The Latest: Cop describes smoke coming off McDonald’s body
CHICAGO (AP) — The Latest on the trial of a Chicago police officer charge with murder in the shooting of black teenager Laquan McDonald (all times local):
A Chicago police officer has testified that she saw smoke coming off the body of Laquan McDonald as bullets from another officer’s gun struck him as the black teenager lay on the ground.
Prosecutors again showed video of the shooting as Officer Dora Fontaine testified Monday in the trial of Officer Jason Van Dyke. She appeared to be climbing out of her squad car when Van Dyke shot McDonald.
She was in the street when McDonald was on the ground as Van Dyke kept firing.
She said she never saw McDonald attack any officers, charge officers or even raise his arm. Video shows he was walking away from officers with a knife in his hand when Van Dyke began shooting. He fired 16 shots.
Fontaine testified under a grant of immunity. She’s the only officer to challenge statements attributed to her in police reports about the shooting. Some other officers have been charged with lying in what prosecutors say was an effort to protect Van Dyke.
Prosecutors have shown jurors more video during the trial of a white Chicago police officer charged with murder in the 2014 shooting of black teenager Laquan McDonald.
The jury has seen video of the shooting three times in the first day of the trial for Officer Jason Van Dyke, including once during opening statements.

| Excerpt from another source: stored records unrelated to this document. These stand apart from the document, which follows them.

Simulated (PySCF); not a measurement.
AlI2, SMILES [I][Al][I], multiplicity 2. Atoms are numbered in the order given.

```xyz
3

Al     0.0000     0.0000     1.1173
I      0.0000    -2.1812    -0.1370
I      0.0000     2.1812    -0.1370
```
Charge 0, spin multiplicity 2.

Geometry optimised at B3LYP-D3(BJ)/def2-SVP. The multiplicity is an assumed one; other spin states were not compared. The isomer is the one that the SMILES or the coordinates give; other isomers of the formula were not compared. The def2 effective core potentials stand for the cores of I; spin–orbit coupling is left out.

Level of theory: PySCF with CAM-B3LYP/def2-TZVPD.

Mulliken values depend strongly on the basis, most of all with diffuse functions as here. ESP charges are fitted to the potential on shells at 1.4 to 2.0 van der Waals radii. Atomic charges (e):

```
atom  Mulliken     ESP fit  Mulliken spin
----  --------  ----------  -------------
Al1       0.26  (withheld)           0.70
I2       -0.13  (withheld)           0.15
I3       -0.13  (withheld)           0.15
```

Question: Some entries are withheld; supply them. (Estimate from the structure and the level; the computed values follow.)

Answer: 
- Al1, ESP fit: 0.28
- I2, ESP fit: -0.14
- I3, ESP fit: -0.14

During the questioning of an FBI expert later Monday, prosecutors showed side-by-side videos of the shooting from different squad cars and from surveillance cameras at a nearby Dunkin Donuts.
At one point during testimony, prosecutors stopped the video just as McDonald was shot and then as he lay on the ground.
The video shows Van Dyke opening fire on McDonald as the 17-year-old was walking away from officers. He fired 16 shots. Prosecutors say the shooting was “completely unnecessary.” The defense says Van Dyke was afraid for his life.
Prosecutors have started calling witnesses in the trial of a white Chicago police officer charged with murder in the 2014 shooting of black teenager Laquan McDonald.
The first witness Monday in Jason Van Dyke’s trial was another officer who was at the scene when McDonald was walking around with a small knife as officers tried to stop him. Prosecutors have stressed that Van Dyke was the only officer to fire a gun.
Officer Joseph McElligott said he got within 15 feet (4.5 meters) of McDonald, the same distance Van Dyke was when he shot the teen. He says McDonald also stabbed the tire of the squad car his partner was driving and struck the window with the knife.
But McElligott never fired his gun. He testified that he thought his partner was protected and that someone was coming with a Taser that could be used to subdue McDonald.
A defense attorney for a white Chicago police officer charged with murder in the 2014 shooting of black teenager Laquan McDonald says the officer “acted as he was trained to do.”
Attorney Daniel Herbert says Officer Jason Van Dyke was “a scared police officer who was fearful for his life and the life of others” when he opened fire on McDonald. Herbert made the comments during opening statements Monday at Van Dyke’s trial.
Prosecutors earlier had shown showed video of the shooting. It shows Van Dyke shooting McDonald 16 times as the 17-year-old walks away from officers. He was carrying a small knife.
Herbert says McDonald had tried to attack a truck driver with his knife. But special prosecutor Joseph McMahon called the shooting “completely unnecessary.”
Prosecutors are showing jurors video of a white Chicago police officer fatally shooting black teenager Laquan McDonald.
Prosecutors showed the video 15 minutes into opening statements Monday in the trial of Officer Jason Van Dyke. It shows Van Dyke shooting McDonald 16 times as the 17-year-old walks away from officers.
Special prosecutor Joseph McMahon called the shooting “completely unnecessary.” He said McDonald was armed with a 3-inch (7.5-centimeter) knife when Van Dyke shot him. McMahon says Van Dyke started firing six seconds after getting out of his squad car.
The defense is set to make its opening statement after prosecutors finish theirs.
Judge Vincent Gaughan on Monday denied a defense request to move the trial from Chicago.
A judge has decided that the murder trial of a white Chicago police officer charged in the 2014 shooting death of a black teenager should not be moved out of the city.
Cook County Judge Vincent Gaughan announced his decision Monday morning.
Defense attorneys requested that the trial be moved because the extensive publicity since the 2015 release of the video that shows Officer Jason Van Dyke shooting 17-year-old Laquan McDonald 16 times makes it impossible to find impartial jurors needed for a fair trial.
But attorneys were able to select a jury in less than a week.
Opening statements will be later Monday.